Does a 100% Stock Portfolio Make Sense?

Ben Carlson of Ritholtz Wealth Management.

Peter Mallouk, Creative Planning president and CEO, suggested some diversification makes sense despite the strong long-term track record for equities.

“Over 10 years or more, the odds are overwhelming that stocks will outperform bonds. People often overestimate the gap in income between bonds and stocks,” not realizing that stocks produce some income and quality bonds don’t produce that much, he said via email on Friday.

“I prefer to overweight stocks as much as possible,” he added, “only retaining enough in bonds to cover needs over the next five to seven years, or for those that simply can’t stomach the volatility that comes with stocks, especially if they can accomplish all their goals with a less volatile portfolio.
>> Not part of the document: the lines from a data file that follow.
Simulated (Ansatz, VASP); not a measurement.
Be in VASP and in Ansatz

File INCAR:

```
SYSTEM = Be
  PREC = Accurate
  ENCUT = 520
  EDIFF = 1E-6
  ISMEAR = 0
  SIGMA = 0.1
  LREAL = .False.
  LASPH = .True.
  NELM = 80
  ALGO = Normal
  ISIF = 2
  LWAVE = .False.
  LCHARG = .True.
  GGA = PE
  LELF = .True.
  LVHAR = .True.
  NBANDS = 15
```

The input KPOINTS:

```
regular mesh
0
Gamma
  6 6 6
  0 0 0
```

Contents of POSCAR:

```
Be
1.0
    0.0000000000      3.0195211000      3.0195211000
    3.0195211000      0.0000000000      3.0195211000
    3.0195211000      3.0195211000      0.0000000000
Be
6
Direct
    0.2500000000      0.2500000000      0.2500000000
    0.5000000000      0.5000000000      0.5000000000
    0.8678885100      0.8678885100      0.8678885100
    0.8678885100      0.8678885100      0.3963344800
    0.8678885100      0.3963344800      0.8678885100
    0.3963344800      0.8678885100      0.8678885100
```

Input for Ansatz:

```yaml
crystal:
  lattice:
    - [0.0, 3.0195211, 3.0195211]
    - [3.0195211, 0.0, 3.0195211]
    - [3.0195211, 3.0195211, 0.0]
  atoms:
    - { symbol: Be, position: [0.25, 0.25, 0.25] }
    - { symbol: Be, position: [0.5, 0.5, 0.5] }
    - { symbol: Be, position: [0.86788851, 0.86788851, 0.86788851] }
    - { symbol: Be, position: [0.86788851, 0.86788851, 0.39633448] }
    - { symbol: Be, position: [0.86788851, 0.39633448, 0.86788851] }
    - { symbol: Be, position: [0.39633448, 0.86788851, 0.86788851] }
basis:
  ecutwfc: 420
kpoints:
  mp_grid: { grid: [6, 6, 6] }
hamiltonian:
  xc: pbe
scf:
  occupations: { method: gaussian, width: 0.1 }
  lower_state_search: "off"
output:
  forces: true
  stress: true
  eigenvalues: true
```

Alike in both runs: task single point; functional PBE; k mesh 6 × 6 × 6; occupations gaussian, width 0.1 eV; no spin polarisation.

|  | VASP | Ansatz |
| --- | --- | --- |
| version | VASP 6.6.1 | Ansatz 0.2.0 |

“However, it doesn’t make sense to own an all-stock portfolio just because it will likely perform much better. For those that have more than they need and don’t like wild price swings, bonds are a great addition to take out the unnecessary drama.”

Bogleheads Live host Jon Luskin, owner of Luskin Financial Planning and a registered investment advisor, said an entirely stock portfolio could make sense for some.

“Generally, for some investors who don’t need the money for a very long time and have the iron stomach to stick with it, a 100% stock portfolio isn’t unreasonable,” he said via email. “For younger investors far from retirement — or for those investing for legacy, a 100% stock portfolio could be a fit.

“Of course, whenever investing, folks need to be focused on not only taking the right amount of risk — helping them stick with their investing plan — but also keeping costs low and being diversified. That’s to say, a 100% stock portfolio made of low-cost, diversified funds can be a fit for some.”

It’s more challenging to make a case for high-fee funds with fewer holdings and to argue for picking a handful of individual stocks, he said, explaining that “the odds that one does well as a stock picker are terrible. The same goes for paying high fees to invest; if you pay more to invest, you’ll probably underperform low-cost index funds.”